- Coinbase received in-principle approval from MAS for digital payment token services
- Coinbase expansion plans include countries within the Asia-Pacific region
- Singapore’s strict regulations only handed out 17 in-principle approvals out of the 180 applied
Of late, regulators have been stepping up vigilance after high-profile blowups of crypto firms like Celsius and Three Arrows Capital. However, this did not deter cryptocurrency exchange Coinbase from receiving a digital-assets license in Singapore.
Coinbase, the largest crypto exchange in the United States, said that it has received approval from Singapore’s central bank to offer payment services in the city-state on Tuesday (11 October).
The in-principle approval, which the Monetary Authority of Singapore started giving out to crypto firms in 2021, means individuals and institutions can use digital payment token services and that the firms are regulated by the central bank under its Payment Services Act.
About 15 firms have received such permits since Singapore launched the licensing regime in 2019, including rival Crypto.com.
Expansion beyond United States
Hassan Ahmed, Coinbase’s regional director for Southeast Asia mentioned that Singapore will be a “beachhead” for Coinbase’s planned expansion in the Asia-Pacific region.
Countries like Indonesia and Vietnam are also very attractive for the firm’s expansion. Coinbase this month unveiled a revamp of its operations in Australia in an effort to bolster growth overseas.
“We see Singapore as a strategic market and a global hub for Web3 innovation,” Ahmed said in an interview. He also pointed to Australia and Japan as “very key markets within the broader APAC sort of region that we’re going to continue to double down on.”
Coinbase has also been building up its presence in Singapore and currently has nearly 100 employees in the little red dot. Product engineers form the largest bulk of hires in this city-state. The firm has been selective about hiring in recent months but is “starting to get a little bit of appetite back,” Ahmed said.
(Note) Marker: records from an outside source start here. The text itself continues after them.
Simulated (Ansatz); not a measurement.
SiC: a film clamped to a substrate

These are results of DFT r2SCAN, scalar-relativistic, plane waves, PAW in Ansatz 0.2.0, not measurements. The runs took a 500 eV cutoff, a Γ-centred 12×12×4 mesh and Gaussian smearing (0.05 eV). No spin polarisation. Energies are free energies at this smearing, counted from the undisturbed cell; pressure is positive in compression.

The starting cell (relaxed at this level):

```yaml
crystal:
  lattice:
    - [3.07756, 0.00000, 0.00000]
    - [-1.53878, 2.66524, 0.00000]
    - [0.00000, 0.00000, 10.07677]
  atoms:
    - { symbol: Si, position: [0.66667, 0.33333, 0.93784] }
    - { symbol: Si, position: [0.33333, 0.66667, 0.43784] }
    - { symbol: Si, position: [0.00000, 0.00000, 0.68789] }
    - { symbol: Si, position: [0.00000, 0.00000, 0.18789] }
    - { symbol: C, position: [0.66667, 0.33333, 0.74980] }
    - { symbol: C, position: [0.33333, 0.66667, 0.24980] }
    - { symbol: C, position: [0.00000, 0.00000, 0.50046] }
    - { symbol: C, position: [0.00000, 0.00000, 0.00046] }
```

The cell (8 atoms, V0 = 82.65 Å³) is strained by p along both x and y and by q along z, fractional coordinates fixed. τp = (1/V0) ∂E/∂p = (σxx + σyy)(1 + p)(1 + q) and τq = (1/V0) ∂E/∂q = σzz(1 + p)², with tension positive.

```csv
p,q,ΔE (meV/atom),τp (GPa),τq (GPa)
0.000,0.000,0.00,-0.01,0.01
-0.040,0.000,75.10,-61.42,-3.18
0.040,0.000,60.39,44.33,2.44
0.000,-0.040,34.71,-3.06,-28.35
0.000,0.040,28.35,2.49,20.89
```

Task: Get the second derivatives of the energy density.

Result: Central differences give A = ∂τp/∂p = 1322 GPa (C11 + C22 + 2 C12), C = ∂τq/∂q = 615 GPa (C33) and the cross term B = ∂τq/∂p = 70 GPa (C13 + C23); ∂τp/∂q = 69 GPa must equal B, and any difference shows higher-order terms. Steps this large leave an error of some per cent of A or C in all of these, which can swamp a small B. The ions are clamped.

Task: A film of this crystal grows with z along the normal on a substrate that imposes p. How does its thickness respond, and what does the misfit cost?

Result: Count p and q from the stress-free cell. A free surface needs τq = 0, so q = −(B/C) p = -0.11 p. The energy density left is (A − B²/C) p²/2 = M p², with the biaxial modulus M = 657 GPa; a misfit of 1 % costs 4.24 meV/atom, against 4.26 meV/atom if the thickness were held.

Coinbase CEO Brian Armstrong has been prioritising international growth after cutting almost a fifth of the company’s workforce. This came after news reporting missed estimates for second-quarter revenue and trading volume. Its shares are down 73% year to date, underperforming the MVIS Crypto Compare Digital Assets 100 Index’s 60% decline.
Strict regulations in Singapore
About 180 crypto companies applied for a crypto payments license to the Monetary Authority of Singapore in 2020 under a new regime.
Singapore has only handed out a mere 17 in-principle approvals and licenses thus far due to an elaborate due diligence process. Coinbase, Crypto.com and DBS Vickers are among those that have received licenses.
Singapore’s welcoming approach has helped the financial hub attract digital asset services-related firms from China, India and elsewhere in the last few years, making it a major centre in Asia.
Singapore has been emerging as a key crypto hub in Asia, with a regulatory regime that’s seen as more comprehensive than that of rival financial centre Hong Kong. But the pace of issuing licenses has been slow, with a string of industry upheavals causing the MAS to take a cautious approach to welcome new players.
Three Arrows Capital, a Singapore-based crypto hedge fund is in the process of being liquidated after aggressive bets on digital assets that blew up as token prices decimated. The hedge fund had taken a hit from the collapse of cryptocurrencies $LUNC and $USTC.
Hodlnaut, a crypto lender which holds a license in Singapore, was granted protection from creditors by the local High Court in August after the market rout prompted it to halt withdrawals. At around the same time, MAS said that it is considering restricting retail investors’ use of leverage and credit facilities to trade digital assets.
[Editor’s Note: This article does not represent financial advice. Please do your own research before investing.]